A small club cannot be impersonal.

If however it is the member who is a real pain in the bum, charge him.

cabby

Sorry, forgot to say that legally it would not be worth the costs.If that club member pushes you to take him to court, do not renew his membership.


----------



## Drew (May 30, 2005)

Hi Erneboy,

In the right part of the part of the Forum and definitely NON political.

*If a member gives me 30 days notice that he wishes to cancel a trip and I cannot find a replacement and he refuses to honour his fee, is there any legal way that I can obtain this from him?
*

Thank you for your responses, particularly those who have suggested "how to run the club".


----------



## erneboy (Feb 8, 2007)

Yep, no doubt about it Drew. Glad you got some answers, hope they helped.


----------



## siggie (Oct 2, 2010)

Drew said:


> *If a member gives me 30 days notice that he wishes to cancel a trip and I cannot find a replacement and he refuses to honour his fee, is there any legal way that I can obtain this from him?*


Do they sign a written agreement ('contract') when placing their booking? Does the agreement state all the terms and conditions of the booking clearly?

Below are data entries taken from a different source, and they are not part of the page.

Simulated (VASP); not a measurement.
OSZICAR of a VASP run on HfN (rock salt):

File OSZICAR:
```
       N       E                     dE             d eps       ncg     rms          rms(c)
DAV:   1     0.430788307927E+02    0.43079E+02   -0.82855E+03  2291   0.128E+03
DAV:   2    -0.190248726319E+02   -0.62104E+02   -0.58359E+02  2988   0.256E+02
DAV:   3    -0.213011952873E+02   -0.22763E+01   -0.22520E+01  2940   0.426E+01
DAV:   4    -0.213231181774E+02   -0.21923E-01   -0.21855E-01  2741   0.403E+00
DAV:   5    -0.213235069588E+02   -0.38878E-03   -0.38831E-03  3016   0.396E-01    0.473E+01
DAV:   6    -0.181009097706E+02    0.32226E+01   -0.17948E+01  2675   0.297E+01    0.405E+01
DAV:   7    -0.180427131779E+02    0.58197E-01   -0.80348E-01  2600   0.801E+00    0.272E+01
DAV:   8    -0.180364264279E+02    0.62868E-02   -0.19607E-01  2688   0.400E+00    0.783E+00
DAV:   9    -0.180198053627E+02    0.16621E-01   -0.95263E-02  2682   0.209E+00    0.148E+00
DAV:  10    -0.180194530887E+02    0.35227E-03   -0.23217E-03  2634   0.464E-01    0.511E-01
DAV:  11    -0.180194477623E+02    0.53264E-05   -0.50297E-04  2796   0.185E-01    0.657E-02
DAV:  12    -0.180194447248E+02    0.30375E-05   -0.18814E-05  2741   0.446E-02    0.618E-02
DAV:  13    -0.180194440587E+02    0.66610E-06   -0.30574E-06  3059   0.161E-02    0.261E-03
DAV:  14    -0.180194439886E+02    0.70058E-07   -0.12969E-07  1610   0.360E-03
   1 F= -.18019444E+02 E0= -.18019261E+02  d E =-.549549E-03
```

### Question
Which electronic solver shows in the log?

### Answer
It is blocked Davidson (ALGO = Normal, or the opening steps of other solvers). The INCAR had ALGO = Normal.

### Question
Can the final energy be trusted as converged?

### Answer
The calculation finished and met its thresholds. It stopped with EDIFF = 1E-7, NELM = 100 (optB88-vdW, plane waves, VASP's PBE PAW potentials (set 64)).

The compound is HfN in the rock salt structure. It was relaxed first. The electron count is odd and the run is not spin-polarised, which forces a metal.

If yes to the above then the member would be in breach of contract.


----------



## Pollydoodle (Aug 18, 2005)

I think the easiest and fairest way is an upfront payment in full with the understanding that if a replacement is found, the money will be refunded in full, otherwise the money is forfeit. Every member should be made aware of this and be in agreement. You may have to wait until the next years membership to put it in practice given all the rules of club memberships etc


----------